2017 Remodeling Design Awards
Commercial Remodeling under $500,000: Grand
In his 2001 poem “The Poetic City That Was,” Lawrence Ferlinghetti concludes that, in San Francisco, “Corporate monoculture had wiped out any unique sense of place, turning the ‘island-city’ into an artistic theme-park without artists.” Sixteen years later, the cultural shift hasn’t let up, forcing the local community to come up with alternative ways to preserve what’s left of the once-thriving creative center.
Aidlin Darling Design is one firm contributing to this effort. Earlier this year, principal Joshua Aidlin and his team completed what he describes as his “passion project:” A remodel of a space that serves as the new home to the influential and forward-thinking gallery Modernism founded by revered Bay Area artist Martin Muller. The first to show Andy Warhol, the Russian Avant-Garde, and Le Corbusier on the West Coast, the gallery had been forced out of its home and was at risk of closing down for good. Aidlin was determined to prevent that from happening.
“The tech boom is unprecedented and has changed the entire economy,” Aidlin says. “The creative community is trying desperately to hang in there and take care of each other so we can continue to inspire people in the arts.”
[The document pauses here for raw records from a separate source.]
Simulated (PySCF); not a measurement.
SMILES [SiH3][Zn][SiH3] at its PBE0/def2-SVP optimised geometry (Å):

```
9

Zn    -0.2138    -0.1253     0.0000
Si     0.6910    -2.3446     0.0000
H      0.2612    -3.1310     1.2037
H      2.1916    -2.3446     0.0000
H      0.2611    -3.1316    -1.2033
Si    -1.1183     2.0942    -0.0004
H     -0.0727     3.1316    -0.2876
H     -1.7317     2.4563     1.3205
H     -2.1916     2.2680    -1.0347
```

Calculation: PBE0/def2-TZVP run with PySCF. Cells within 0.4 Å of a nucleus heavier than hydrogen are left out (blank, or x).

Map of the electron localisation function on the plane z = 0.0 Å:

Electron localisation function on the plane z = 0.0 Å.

Located in a former grocery store in the up-and-coming Tenderloin arts district, the new Modernism building honors the history of the existing structure and the origins of the gallery while providing a place for viewing experimental art. The design retained more than 70% of the existing structure, revealing much of it as the finished surface.
Within, the space is divided both horizontally and vertically. The ground floor is divided into two galleries: a two-story sky-lit space incorporating mobile walls that can be reconfigured as needed and asingle-story space with sliding walls to hide a storage area that can hold hundreds of artworks. A more intimate second-floor mezzanine has offices and places for private meetings with collectors.
The gallery’s front facade provided an opportunity to express Muller’s roots in cubism as well as early deconstructive painters. Inspired by the lithographs of El Lissitzky, one of the first artists to be shown in the 38-year history of the gallery, the design focuses on point, line, and plane to create a large streetfront viewing portal and the primary entry.
“We crafted this large aperture frame for passersby to look into gallery yet simultaneously articulate the entry canopy that you pass through for entry off the street so it becomes this abstract painting and then a three-dimensional abstract sculpture,” Aidlin explains.
The steel frame on the storefront serves several purposes, too. It supports both the enclosure for the roll-down grille and the extension of the entry canopy, and it is the base of an interior bench, thus providing the functions of entry, viewing, repose, and security.
FROM THE FIRM:
The design of the Modernism Gallery honors both the history of the existing structure and the origins of Modernism itself. The new façade of the gallery was inspired by the lithographs of El Lissitsky, one of the first artists to be shown in the revered history of the Gallery. A series of steel frames, planes, and lines are sculpted to create a large street front viewing portal and the primary entry into the gallery. Within, the design creates a highly intentional and complimentary dialogue between the original structure of board form concrete walls and wood ceiling members, and the new, crisp, white modern planes that define the walls for displaying art. The program is delineated vertically into a public ground floor for the viewing of art and a more intimate second floor mezzanine for offices and more private meetings with art collectors. The ground floor contains two galleries of opposite character. The first, a two story skylit gallery that incorporates mobile walls that can be reconfigured as needed depending on the curator's vision of the respective exhibit. The second gallery is a much more intimate single story space with sliding walls that reveal hundreds of stored art works which can be retrieved and hung at a moments notice.